Meanwhile, red radicalism, including labor solidarity and mass strikes, socialist sentiments and threat of revolution, could be heard from the 1880s onward. Like neighboring Wales, the solidarity was more intense, the degree of class consciousness more marked, than in England or most of Ireland, especially as the Scots were not so dogged as the Irish by religious differences or a powerful, reactionary Catholic Church. Scotland had its Irish working-class population, to be sure, but the Church, like its Presbyterian rival, experienced serious setbacks outside of the middle classes and for Presbyterians in particular, in the once-secure rural districts. The Clydesiders, ship builders for the empire, became a human core of syndicalist sentiment before the First World War. But the resistance of Scots to the conservatism of the British labor movement, in the pits as well as on the docks, had already existed for at least a generation.

From the Scottish perspective, the British left never looked all that good. The sectarian British Socialist Party and the heavily bureaucratic Labour Party never outgrew their obeisance to the imperial urge (the Independent Labour Party was often better). Resistance to a “propaganda party” that carried out few real struggles, and likewise to the Loyal Opposition that joined every war effort, gathered wide approval and not only on ideological grounds among the Scots. Terrible poverty, as bad as any in Western Europe, stalked the neighborhoods of the emerging working class. Support for Irish independence spread from the Irish immigrant population to the socialists, and prompted, at least in part, the case for “devolution” or semi-independence, a cause that grew more popular by 1920. So did the slump in Scottish industry, which had failed to share British economic resurgence in wartime, and in a sense never recovered its previous status within the Empire.

The accounts of Scottish factory and mining town struggles are wonderfully detailed, with as much space as could be allowed in these pages, given their proliferation and the complexities of the Scottish scene. The sting of betrayal in 1930 when, in the dreadfully hard times of the early Depression, Labour Party leader Ramsey MacDonald joined with the Tories to impose austerity, turned Scots away from Labour. Their sense of national resentment increased, and their marches for food and living conditions swelled, not much diminished by the turn of an often disappointing Popular Front away from class struggle after the early 1930s. Not that Scots lacked antifascist fighting spirit or for that matter, a surprising solidarity with the victims of British imperialism in Africa and Asia—both of these were strong—but they could not see the defense of British might as their great task.

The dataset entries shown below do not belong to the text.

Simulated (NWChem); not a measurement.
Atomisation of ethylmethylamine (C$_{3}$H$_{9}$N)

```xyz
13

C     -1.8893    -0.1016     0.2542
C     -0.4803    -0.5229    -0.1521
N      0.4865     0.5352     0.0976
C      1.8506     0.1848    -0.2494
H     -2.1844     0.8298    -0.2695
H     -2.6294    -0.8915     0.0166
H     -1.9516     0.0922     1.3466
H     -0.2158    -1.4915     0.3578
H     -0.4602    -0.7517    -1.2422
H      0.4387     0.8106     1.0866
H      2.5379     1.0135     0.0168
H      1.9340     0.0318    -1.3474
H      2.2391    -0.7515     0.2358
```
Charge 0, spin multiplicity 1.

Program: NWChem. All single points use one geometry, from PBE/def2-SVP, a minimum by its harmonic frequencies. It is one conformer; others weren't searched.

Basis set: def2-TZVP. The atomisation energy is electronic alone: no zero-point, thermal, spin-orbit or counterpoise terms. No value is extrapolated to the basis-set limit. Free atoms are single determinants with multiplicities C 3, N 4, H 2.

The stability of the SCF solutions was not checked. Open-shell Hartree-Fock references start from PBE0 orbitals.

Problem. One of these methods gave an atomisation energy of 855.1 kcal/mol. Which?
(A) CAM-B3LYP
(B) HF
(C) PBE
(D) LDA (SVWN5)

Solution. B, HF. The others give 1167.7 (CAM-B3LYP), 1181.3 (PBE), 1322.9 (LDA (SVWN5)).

The post-Second World War Labour government gave early hope—the Tories seemed banished not only from Scotland, where they had been losing popularity, but in Britian as a whole—and then disappointment. Housing and education certainly improved, but the Scots almost always seemed destined to get the least out of the deal. A vibrant response in the folk music scene of the 1950s seems to have been redbaited out of existence, but disillusionment with the sometimes powerful Communist Party of Britain after 1956 also proved devastating in some radical quarters. Bambery does a great job on the details of the 1960s and ’70s cultural (and “counter-cultural”) revolution of sorts, with Women’s Liberation sentiments spreading not only amongst the middle classes but penetrating the demographic-shifting workforce. Folksong records and especially concerts, as in Wales, play a huge role in reviving a sense of identity, of a pervasive hatred toward the oppressing classes, and of hope for something better. We could easily forget how Scottish mass movements deployed music and art against the placement of U.S. Polaris missiles in 1961, highlighted by the folk hit “Ding Dong Dollar” (“Ding dong dollar/Everybody holler/Ye canny spend a dollar when ye’re dead”), which was heard all the way to folk concerts and political rallies in the United States.

The cultural revival successfully legitimized a popular, radical literary (poetry and fiction alike) Scottishness, with what might be called a distinct, proud, often cheerfully vulgar patois that has flourished pretty much continuously ever since. Not quite Gaelic (and in that way, contrasted to the teaching of Welsh in schools and on television, across the border), it continues to be bold and significant in its own way. A trove of widely read (and widely recited) poetry, novels about the lives of the young working class and unemployed, and the occasional hit film (Trainspotting), all testify to the vibrancy of the impulse.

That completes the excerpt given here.